After being in the public education system for over 15 years, Martin Luther King Jr. Day (or MLK Day) simply correlates with "no school" for me. Sure, I know who Dr. King was and what he did for our nation. I know the holiday is always on a Monday in January. But do I often consider what the holiday is truly for? The answer is that I unfortunately do not.
Creating a national holiday in honor of Dr. King was not an easy process, and there are some fascinating facts that I learned about the holiday itself while reading about its history. Not only was it a fight to make it a federal holiday, but it was a process to get it to symbolize what it does today. So in honor of a holiday we rarely regard as highly as we should, enjoy and share these 10 facts about Martin Luther King, Jr. Day of Service.
Image courtesy of MSNBC.
1. MLK Day is only 1 of 3 national holidays in the U.S. honoring an individual person.

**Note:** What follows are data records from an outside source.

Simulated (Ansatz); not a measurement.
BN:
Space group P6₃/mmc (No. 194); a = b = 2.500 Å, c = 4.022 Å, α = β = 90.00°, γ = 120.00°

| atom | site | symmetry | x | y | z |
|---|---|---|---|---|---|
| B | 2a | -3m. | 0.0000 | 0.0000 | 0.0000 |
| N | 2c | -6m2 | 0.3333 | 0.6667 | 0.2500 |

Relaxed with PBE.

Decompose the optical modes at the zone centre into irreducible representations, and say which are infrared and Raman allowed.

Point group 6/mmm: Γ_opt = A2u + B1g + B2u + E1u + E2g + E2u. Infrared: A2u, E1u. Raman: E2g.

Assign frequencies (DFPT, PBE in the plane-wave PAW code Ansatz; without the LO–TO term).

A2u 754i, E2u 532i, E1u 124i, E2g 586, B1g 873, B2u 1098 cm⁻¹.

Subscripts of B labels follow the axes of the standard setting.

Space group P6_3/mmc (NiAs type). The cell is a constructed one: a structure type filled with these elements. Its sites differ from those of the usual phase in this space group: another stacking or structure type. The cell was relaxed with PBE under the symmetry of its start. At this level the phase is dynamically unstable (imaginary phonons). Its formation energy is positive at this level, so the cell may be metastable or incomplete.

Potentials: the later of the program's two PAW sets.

George Washington, Christopher Columbus, and Martin Luther King, Jr. are the only individuals with national holidays honoring them. President's Day, although commonly attributed with Lincoln's birthday as well, was chosen because of Washington's birthday and was originally in honor of him alone. King, however, is the only individual born in the United States (considering that Washington was born in Virginia before the nation was born).
Image courtesy of Dee-Davis Enterprises.
2. MLK Day is celebrated on the third Monday of January because of Dr. King's birthday.
Martin Luther King, Jr. was born on January 15, 1929 in Atlanta, Georgia. We celebrate MLK Day on the third Monday of each January because of the nearness to his birthday.
3. The first attempt to make Dr. King's birthday a federal holiday didn't pass (1968).
Michigan Congressman John Conyers (pictured above) initiated legislature to make a national holiday in honor of King just four days after his assassination. The bill was stalled in congress despite the fact that a petition in favor of the holiday was submitted to congress that contained over six million names.
4. Congress didn't pass the legislation until 15 years later under Ronald Reagan (1983).
Although several states adopted the holiday on their own earlier than this, it was until congress finally approved the proposal and Reagan signed it into law that it truly began its journey toward a nationally observed holiday.
Image courtesy of garlicday.net.
5. All fifty states didn't recognize MLK Day (by name) until 32 years after the original proposal (2000).
The holiday was observed, in some form or another, in all fifty states by 1993, but many states still called the holiday by a different name or continued to withhold pay despite it being a federal holiday. In 2000, Utah became the last state to recognize the holiday by name (rather than the optional "Human Rights Day") and South Carolina became the last state to make the holiday a paid day for all state employees.
Image courtesy of Mercury News.
6. In 1991, the NFL moved the Super Bowl from Arizona because of the "MLK Day boycott" that started when the Arizona governor rescinded the holiday.
In 1987, Arizona governor Evan Mecham completed his very first act in office: he rescinded MLK Day. This set off a boycott of the state, and the Super Bowl planned to take place in Phoenix in 1993 was moved to Pasadena, California instead.
Image courtesy of The Library Of Congress.
7. A lot of opposition to MLK Day being a national holiday was because it was "too close to Christmas and New Years."
This was the reason that the holiday was moved from King's actual birthday, January 15, to the third Monday of the month.
Image courtesy of The Denver Public Library.
8. Other resistance was because they thought the Civil Rights Movement as a whole deserved honor, not just Dr. King as an individual.
According to an article on the history of the holiday by Schmuel Ross and David Johnson, many opponents said that "the entire civil rights movement, rather than one individual, however instrumental, should be honored."
9. The mission of MLK Day expanded to include "humanitarian service" in 1994.
Mrs. Coretta Scott King, the wife of Dr. King, was a huge advocate for the approval of the holiday. Citing her husband’s statement that “Everybody can be great because everybody can serve,” Mrs. King testified before congress in support of making the holiday "an official national day of humanitarian service". Clinton soon after signed the Martin Luther King, Jr. Federal Holiday and Service Act, which officially made the holiday a day of "community service, interracial cooperation, and youth anti-violence initiatives."
Image courtesy of The City of Columbus.
10. MLK Day is observed by groups in over 100 nations.
Not only is the holiday celebrated in U.S. installations, but many other nations honor the legacy of Dr. King by also celebrating the holiday.
It is not surprising that the rest of the world would want to join us in continuing the incredible dream that Dr. Martin Luther King, Jr. helped our nation to strive towards. It is a dream of helping others. It is a dream of humility. It is a dream that we would realize that good things are worth fighting for.